The rubble has been in place since the displacement of the camp’s residents in 2018.

The Syrian regime’s government has not taken any effective steps towards the rehabilitation of residential buildings, installations, and infrastructure in the region, or the restoration of services such as water and electricity networks, despite official statements disseminating contradictory information.

More than four years after Syrian regime forces regained control of the Yarmouk camp from the Islamic State (IS) group that held more than one of Damascus’ southern neighborhoods, the regime’s government began promoting the “unconditional” return of camp residents since 2021, in light of questioning this announcement, which has been repeated more than once during the past years without it ever finding its way to implementation.

Reality-contradicting promises

In September 2021, the media office of the Popular Front for the Liberation of Palestine (PFLP) announced that the Syrian regime had permitted Syrians and Palestinians to enter the Yarmouk camp for Palestinian refugees.

According to a statement issued by the Front’s Secretary-General, Talal Naji, and published by the head of the Alliance of Palestinian Forces’ press office, Rama Qodbashy, Naji confirmed that a decision was issued to the concerned authorities by the president of the Syrian regime, Bashar al-Assad, to facilitate the “unconditional return” of the camp’s residents.

The statement pointed out that “the competent Syrian authorities, in cooperation with the inhabitants, have removed rubble from houses in preparation for the entry of Damascus governorate vehicles to remove rubble and clean up the sub-streets and inner quarters,” in addition to completing the laying of water, electricity, and telephone grids in preparation for the return of residents of the Yarmouk camp.

However, the head of the media department in the Action Group for Palestinians of Syria (AGPS), Fayez Abu Obeid, questioned, in an interview with Enab Baladi, the regime’s promises to rehabilitate the camp, as no official body has moved to remove buildings debris, while 70 percent of the camp is destroyed due to bombardment.

Return right ruled by security 

Regarding the return of families to the camp, “the Syrian regime is procrastinating and delaying their return,” Abu Obeid said, citing “the obstacles and conditions it places on the residents and the delay in issuing cards for their return to their homes.”

A circular issued by the Directorate of Ground Operations affiliated with the Syrian Air company prohibiting entry of Palestinians to Syria without the approval of Branch 235, also known as the Palestine Branch, indicates that the return to the camp will not be comprehensive but will rather be carried out according to specific security measures.

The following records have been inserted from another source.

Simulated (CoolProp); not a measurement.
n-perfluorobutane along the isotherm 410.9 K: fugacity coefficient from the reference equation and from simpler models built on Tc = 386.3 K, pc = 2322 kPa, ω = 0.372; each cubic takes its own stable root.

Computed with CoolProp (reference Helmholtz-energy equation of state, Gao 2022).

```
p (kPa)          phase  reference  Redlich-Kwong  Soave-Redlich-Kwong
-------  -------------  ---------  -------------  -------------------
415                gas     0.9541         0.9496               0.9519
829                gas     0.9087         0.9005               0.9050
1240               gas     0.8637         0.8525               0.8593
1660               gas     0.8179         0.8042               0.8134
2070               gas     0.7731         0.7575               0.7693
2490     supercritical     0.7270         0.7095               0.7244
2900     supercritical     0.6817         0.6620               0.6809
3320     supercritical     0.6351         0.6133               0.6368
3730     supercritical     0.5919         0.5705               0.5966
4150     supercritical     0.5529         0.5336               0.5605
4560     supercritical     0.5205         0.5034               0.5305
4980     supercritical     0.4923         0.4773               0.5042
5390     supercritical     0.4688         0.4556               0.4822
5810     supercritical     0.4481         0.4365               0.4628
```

Syrian Air did not publish this circular issued on 17 July through its official identifiers, but the head of the media department in the Action Group, Fayez Abu Obeid, confirmed to Enab Baladi that it was issued internally.

According to what the Palestinian-Syrian lawyer and researcher Ayman Abu Hashem had said in a previous interview with Enab Baladi, “the circular was issued in the form of an undeclared decision by the Branch 235, known as the Palestine Branch, aimed at “filtering every Palestinian entering Syrian territory and repositioning them under security scrutiny.”

Hundreds of families who have been allowed to return to Yarmouk camp have homes that are still habitable or partially damaged while their owners are restoring them at their own expense so that they are initially ready for housing.

The prerequisite for a return to the camp is a security clearance to return home, Abu Obeid said. The number of families receiving the required security clearance is still very low compared to the camp’s large population.

Palestine refugees in Syria have been deployed in nine official camps since 1948 to date. Before 2011, they numbered more than 500,000 Palestinian refugees that were mainly stationed in the Yarmouk camp, in addition to other camps and areas.

The right to housing is a fundamental right enshrined in the principles of housing and property restitution adopted by the United Nations Human Rights Committee, the so-called Pinheiro Principles.

The camp previously saw battles between former Free Syrian Army (FSA) factions and regime forces amid the split of Palestinian factions between the two sides, which was before IS took control of two-thirds of the camp in 2015.

However, regime forces regained full control over the al-Hajar al-Aswad area and the Yarmouk camp in May 2018, following a month-long military operation in which IS was expelled from the camp after an unofficial evacuation agreement whereby IS operatives were transferred to the As-Suwayda desert.